Well, it is now very, very cold today; even for those of us who live in the Upper Midwest. This kind of cold used to happen on a regular basis when I was a kid (recess was inside in the gym or the hallways outside the classrooms, lots of Uno was played). But it’s more rare now, maybe once a year? We’re on our second round this month. I just wish we had some snow to go with it… alternating between April and 1995 January isn’t great for snow coverage…

Sometimes I look at the weather when it’s doing this over the last few years and try to imagine what this will look like or feel like in 10 years or harder, thirty years. This is a place I’ve known all my life but it’s not the same place (obviously! but this is the fundamental parts of it, the plants, the weather, etc) and it is almost certainly going to be a very different one when my kids are my age. The fact that the range of futures extends to include a whole bunch of ones from sci-fi books I’ve read is hard. I read the good sci-fi, so it’s not just cool space vacations! 🙂 How do you plan for that? It seems like most of my adult life it just keeps repeating where the world has something that is touted as definite and rock solid and it just goes right off a cliff and then everyone assures themselves that of course it was inevitable and no big deal.

It feels like a lack of agency, or a choice to lack agency because that also means a lack of responsibility. It helps to read history books (good ones) and see the crises and dilemmas from the past and also how people got through them even if some of them failed morally or for other reasons and the path to making a good outcome was winding and uncertain. Honestly, that’s the most reassuring thing I’ve found at the moment. That means choosing agency and responsibility though, the people who made a good outcome did a lot of hard things with no way of knowing how it would turn out, and it’s not just sitting quietly like waiting out a thunder storm.
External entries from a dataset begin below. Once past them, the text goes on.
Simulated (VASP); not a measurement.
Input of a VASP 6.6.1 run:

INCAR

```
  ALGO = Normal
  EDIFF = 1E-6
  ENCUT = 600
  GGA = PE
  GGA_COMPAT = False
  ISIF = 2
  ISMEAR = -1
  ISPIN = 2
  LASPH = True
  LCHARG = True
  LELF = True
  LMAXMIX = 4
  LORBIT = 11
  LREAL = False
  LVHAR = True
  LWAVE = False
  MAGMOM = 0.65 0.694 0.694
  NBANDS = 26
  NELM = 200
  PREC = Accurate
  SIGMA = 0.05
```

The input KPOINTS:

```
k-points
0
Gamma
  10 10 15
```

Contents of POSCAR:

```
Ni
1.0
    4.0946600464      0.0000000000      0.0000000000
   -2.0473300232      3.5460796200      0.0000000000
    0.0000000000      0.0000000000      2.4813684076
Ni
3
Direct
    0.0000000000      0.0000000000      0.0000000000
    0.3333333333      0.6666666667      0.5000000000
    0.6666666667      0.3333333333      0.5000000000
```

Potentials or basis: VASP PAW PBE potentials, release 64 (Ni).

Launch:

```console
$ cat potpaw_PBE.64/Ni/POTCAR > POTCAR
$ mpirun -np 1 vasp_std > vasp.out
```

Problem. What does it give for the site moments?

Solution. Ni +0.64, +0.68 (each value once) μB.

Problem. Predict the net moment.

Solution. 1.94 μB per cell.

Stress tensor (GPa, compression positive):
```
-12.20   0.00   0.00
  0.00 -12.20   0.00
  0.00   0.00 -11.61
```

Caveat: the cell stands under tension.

So I’ll do my best, and I will advocate for good things where it will matter most and I will plant native flowers all around my house and grow a big garden and teach my kids to knit and sew and play piano and the names of the trees in our woods and all the good things like that. And I will win at my game of all of how local can I get for all the things and I will go for walks and read books and pet my cats and make awesome things.

So that’s some good stuff and good to think about.